The lira rallied as much as 7 percent on Thursday after the central bank shocked the market by lifting its key rate by 750 basis points to 25 percent — three times the size of the expected move.

Turkey’s top officials say they plan to take two more vital steps to reverse a years-long exodus of foreign investment as well: They will publish a comprehensive economic program next month that will reduce uncertainties, and they will begin holding meetings with investors abroad.

Finance Minister Mehmet Şimşek will kick off the investor roadshow on Sept. 19 at Goldman Sachs headquarters in New York, Reuters reported on Friday.

Though the tide may be shifting, persuading investors will not be easy. Foreigners had all but abandoned Turkey over the last five years of President Recep Tayyip Erdoğan’s unorthodox and often erratic policies, which included slashing interest rates in the face of soaring inflation.

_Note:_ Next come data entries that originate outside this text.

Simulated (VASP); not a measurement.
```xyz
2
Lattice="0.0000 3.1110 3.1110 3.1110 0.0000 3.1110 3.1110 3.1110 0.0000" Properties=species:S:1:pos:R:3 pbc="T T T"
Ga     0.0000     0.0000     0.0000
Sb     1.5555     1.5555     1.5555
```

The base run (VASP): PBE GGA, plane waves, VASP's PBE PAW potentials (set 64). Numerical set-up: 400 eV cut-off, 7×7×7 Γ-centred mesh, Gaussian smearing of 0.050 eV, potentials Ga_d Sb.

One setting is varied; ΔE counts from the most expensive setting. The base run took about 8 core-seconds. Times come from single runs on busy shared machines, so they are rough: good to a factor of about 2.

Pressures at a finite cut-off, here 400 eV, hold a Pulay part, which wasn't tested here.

Yet five foreign investors told Reuters that this week’s rate hike signaled a new independence among policymakers who are serious about addressing unrelenting pressure on the currency and reining in inflation expectations.

“It feels like they are correcting the mistakes they made with their first rate hike decisions,” said Viktor Szabo, portfolio manager at abrdn in London. “And it is a sign that the pressure continued on the currency.”

Ola El-Shawarby, deputy portfolio manager for Emerging Markets Equity Strategy at Van Eck, said: “We have some exposure and we are getting more comfortable with the overall picture so we are getting more constructive.”

“The more proof we get of the return to orthodoxy the more likely we are to revisit these investments,” she said.

Erdoğan question

Faced with badly depleted FX reserves and other economic strains, Erdoğan, fresh from winning re-election in May, appointed Şimşek and picked as central bank governor former Wall Street banker Hafize Gaye Erkan — the first woman to run the central bank — to turn things around.

Vice President Cevdet Yılmaz told bankers that next month’s “medium-term program” will detail a transition to increased economic and financial predictability and include three-year macro forecasts. The investor roadshow will also accelerate, he added.

Şimşek has stressed his team has political support for its plan, which should see inflation begin to cool around May of next year.

Erdoğan, who has fired four central bank chiefs in four years, has said little about the rate hikes.

“They will have to raise policy rates further in this cycle to have a lasting effect on international investors,” said Blaise Antin, head of EM sovereign research at asset manager TCW in Los Angeles.

“The question is whether they have Erdogan’s green light to keep going.”

The central bank said on Thursday it would hike rates more as needed, and JPMorgan predicted they will hit 35 percent by year-end.